Published 5/17/10 (Modified 3/9/11)
By MoneyBlueBook

A balance transfer credit card can be a useful resource for a credit card debt elimination plan. It allows you to consolidate debt into a single account and may lower your overall interest rate, helping to reduce your monthly payments and pay off your debt more quickly.

Of course, opening a balance transfer credit card on its own won't make your debt evaporate overnight and shouldn't be an excuse to spend more--but if you understand what the balance transfer credit card is for and stay disciplined in your debt payments, it can be a very useful tool.

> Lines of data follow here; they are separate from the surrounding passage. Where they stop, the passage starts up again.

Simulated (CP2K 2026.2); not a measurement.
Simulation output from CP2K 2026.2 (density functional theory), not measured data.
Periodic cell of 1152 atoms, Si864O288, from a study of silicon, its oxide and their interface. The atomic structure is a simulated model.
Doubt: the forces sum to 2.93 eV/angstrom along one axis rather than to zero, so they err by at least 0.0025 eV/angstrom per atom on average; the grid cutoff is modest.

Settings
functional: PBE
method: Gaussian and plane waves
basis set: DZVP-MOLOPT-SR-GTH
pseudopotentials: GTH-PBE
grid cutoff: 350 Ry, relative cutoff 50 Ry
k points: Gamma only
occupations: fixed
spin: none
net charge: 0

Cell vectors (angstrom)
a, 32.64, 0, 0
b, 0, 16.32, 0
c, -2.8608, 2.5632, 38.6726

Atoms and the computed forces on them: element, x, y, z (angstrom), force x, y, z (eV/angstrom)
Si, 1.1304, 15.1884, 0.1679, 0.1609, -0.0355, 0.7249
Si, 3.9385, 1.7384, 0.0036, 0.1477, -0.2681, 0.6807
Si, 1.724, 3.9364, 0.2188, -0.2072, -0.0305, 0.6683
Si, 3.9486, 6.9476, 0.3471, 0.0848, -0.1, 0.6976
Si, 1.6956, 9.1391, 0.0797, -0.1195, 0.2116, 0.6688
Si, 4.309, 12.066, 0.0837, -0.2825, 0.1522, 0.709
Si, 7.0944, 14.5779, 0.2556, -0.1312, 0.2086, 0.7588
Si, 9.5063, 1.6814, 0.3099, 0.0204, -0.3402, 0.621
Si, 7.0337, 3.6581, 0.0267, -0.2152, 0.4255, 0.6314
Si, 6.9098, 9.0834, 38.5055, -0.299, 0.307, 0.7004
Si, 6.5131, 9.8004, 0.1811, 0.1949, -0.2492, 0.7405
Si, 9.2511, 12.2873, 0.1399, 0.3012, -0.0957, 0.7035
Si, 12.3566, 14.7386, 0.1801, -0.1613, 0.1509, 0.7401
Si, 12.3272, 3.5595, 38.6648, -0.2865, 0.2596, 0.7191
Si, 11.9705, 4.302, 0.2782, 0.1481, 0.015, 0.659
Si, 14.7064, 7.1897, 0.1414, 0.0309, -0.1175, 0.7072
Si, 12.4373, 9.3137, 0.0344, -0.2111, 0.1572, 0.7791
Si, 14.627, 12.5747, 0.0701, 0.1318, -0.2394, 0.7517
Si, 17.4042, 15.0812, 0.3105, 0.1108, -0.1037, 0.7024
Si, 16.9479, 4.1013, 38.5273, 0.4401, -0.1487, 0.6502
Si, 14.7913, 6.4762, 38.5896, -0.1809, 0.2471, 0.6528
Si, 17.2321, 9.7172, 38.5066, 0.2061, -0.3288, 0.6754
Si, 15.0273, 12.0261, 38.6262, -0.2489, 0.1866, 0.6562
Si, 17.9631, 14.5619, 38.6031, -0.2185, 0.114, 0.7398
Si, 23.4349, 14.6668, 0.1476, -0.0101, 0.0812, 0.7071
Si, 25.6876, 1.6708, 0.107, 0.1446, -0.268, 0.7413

Ten Steps to Debt Reduction Using Zero Balance Transfer Credit Cards

  1. Make a list of all of your debts--and add them up. This gives you a clear idea of how much you owe, how much the interest rate is on each debt, and what you are currently paying in monthly interest and minimum payments. Awareness is the first step toward being debt-free.
  2. Review the terms of your current debt. If you currently pay little or no interest on at least some of your debt, you may not even need to transfer that part. However, if your existing low interest rate is for an introductory period that is ending soon, you may want to consolidate that debt with the rest.
  3. Find a low interest credit card that can be used to transfer balances. If you don't already have one that will work, apply for a new balance transfer card. If possible, select one with at least a 6- to 12-month introductory period, during which the card issuer charges reduced or even zero interest. Apply for a credit limit sufficient for all the debt you want to consolidate at this time.
  4. Learn the fees associated with any balance transfer. There are two typical balance transfer fees: an upfront fee at the time of transfer, plus an interest rate to be charged monthly until the balance is paid off. Try to obtain a zero balance transfer credit card, if possible, which may charge only one type of fee during your introductory period--or possibly no fee during the intro period.
  5. Read the fine print about your balance transfer terms. Many low interest transfer credit cards will charge you a higher-than-promoted rate if you make any late payments or otherwise violate their terms, especially during the introductory period. This can potentially cost you even more than before you transferred your debt--so be forewarned, plan ahead, and figure out a way to commit to paying on time.
  6. Transfer your target debt to the low interest credit card, then review and update your list of debts. Create an overall debt repayment plan based on your budget and income, and commit to pay it all off within your chosen timeframe. Avoid adding new debt and making unbudgeted purchases--and use any unexpected income (a raise, overtime, a side gig) to pay it down even faster.
  7. Pay more than the minimum required total payment. As long as you can pay more than just interest on all your debt, you can pay down your debt and eliminate it over time. But it will take more than just the minimum payment to pay off credit card debt within a reasonable timeframe. The Federal Trade Commission's credit card calculator shows you just how much time you can save by paying down more.
  8. Pay down any remaining higher interest debt first. If you were unable to consolidate all debt on your low interest credit card, pay only the minimum monthly amount on your lower interest rate debt, and then put the difference from your planned monthly debt payoff amount toward paying off your highest interest debt faster.
  9. Don't assume you can transfer debt balances indefinitely. When the interest rate on your consolidated debt goes up after the introductory period, you may consider a second balance transfer. While this strategy has worked for some, this usually means you'll need to obtain a new zero balance transfer credit card. Be aware that too many new accounts can negatively affect your credit score, and that credit card companies may simply stop approving you for the new offers. Ideally, you should just select a decent zero balance transfer credit card with a low ongoing interest rate to begin with to avoid getting caught again in the cycle of perpetual new accounts and transfers.
  10. Do something nice to reward yourself. Eliminating the burden of debt is a reward in itself--but don't forget to find little ways to reward yourself inexpensively along the way. This will help you stay motivated and continue to enjoy life as you should. Once you pay off your debt, do something nice for yourself and your family--and pay cash! It took a lot of effort, but you've made it.

Debt Payoff: Keep Your Eyes on the Goal

The purpose of consolidating debt is to make it easier and faster to pay it off--instead of putting it off until it becomes overwhelming. Make paying off your credit card debt the number one priority in your financial life, after meeting your family's basic needs and commitments. You'll be relieved to finally live a life without overwhelming debt obligations.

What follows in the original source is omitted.